The verification of the weather model is done using a combination of proprietary and open source code, the latter being the NCAR Developmental Testbed Center (DTC) Model Evaluation Tools (MET), version 4.1. Given the focus on near surface conditions for renewable/demand applications, we validate against all available ground stations, which include several hundred mesonet and metar locations within the 1-km domain, covering all of Vermont and New Hampshire, along with parts of New York, Maine, and Massachusetts. Variables of interest include 10-m wind speed and direction (W), 2-m temperature (T), 2-m dew point (Td), and surface accumulated precipitation (APCP). Scores are generated based on the continuous (T, Td, W) or categorical (APCP) nature of the fields and include: mean absolute error (MAE), root mean square error (RMSE), mean error (ME), critical success index (CSI), Heidke skill score (HSS), odds ratio (OR), accuracy (ACC), probability of detection (POD), etc. This variety of metrics is chosen to create a more comprehensive, robust approach to validation.

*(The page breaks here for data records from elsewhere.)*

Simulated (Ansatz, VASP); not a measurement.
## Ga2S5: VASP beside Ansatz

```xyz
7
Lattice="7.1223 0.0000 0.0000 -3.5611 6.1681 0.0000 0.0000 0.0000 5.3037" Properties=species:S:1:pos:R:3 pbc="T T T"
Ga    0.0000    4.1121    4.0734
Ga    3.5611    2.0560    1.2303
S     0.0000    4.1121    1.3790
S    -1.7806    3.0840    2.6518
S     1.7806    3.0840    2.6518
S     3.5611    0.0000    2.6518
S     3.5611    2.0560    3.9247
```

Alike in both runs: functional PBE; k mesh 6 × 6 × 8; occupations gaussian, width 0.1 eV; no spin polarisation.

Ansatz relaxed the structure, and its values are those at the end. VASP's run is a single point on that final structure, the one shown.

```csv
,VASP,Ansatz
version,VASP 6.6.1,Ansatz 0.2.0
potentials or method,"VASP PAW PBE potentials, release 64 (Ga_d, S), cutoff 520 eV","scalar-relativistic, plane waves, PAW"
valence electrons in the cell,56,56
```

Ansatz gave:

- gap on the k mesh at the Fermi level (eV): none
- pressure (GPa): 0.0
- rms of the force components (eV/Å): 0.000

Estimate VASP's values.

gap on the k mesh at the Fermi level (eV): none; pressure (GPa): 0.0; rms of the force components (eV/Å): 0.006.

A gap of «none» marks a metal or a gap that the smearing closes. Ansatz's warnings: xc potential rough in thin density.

Given the under-reporting of traditional weather stations during heavy rainfall events, among other limitations, the liquid water precipitation forecasts are validated against both the National Centers for Environmental Prediction (NCEP) gauge-corrected Stage IV and the Multi-Radar/Multi-Sensor (MRMS) gridded data, at 4.7-km and 1-km resolution, respectively. Thresholds and accumulation intervals for the contingency table analysis can then be defined according to specific applications.
To complement the quantitative verification measures, we also consider more qualitative assessment. This can include comparisons to county flood reports and visible satellite and radar imagery. Feedback is also obtained from the end users.
We will discuss the ongoing work, data, challenges, and preliminary results from the quantitative and qualitative weather model verification.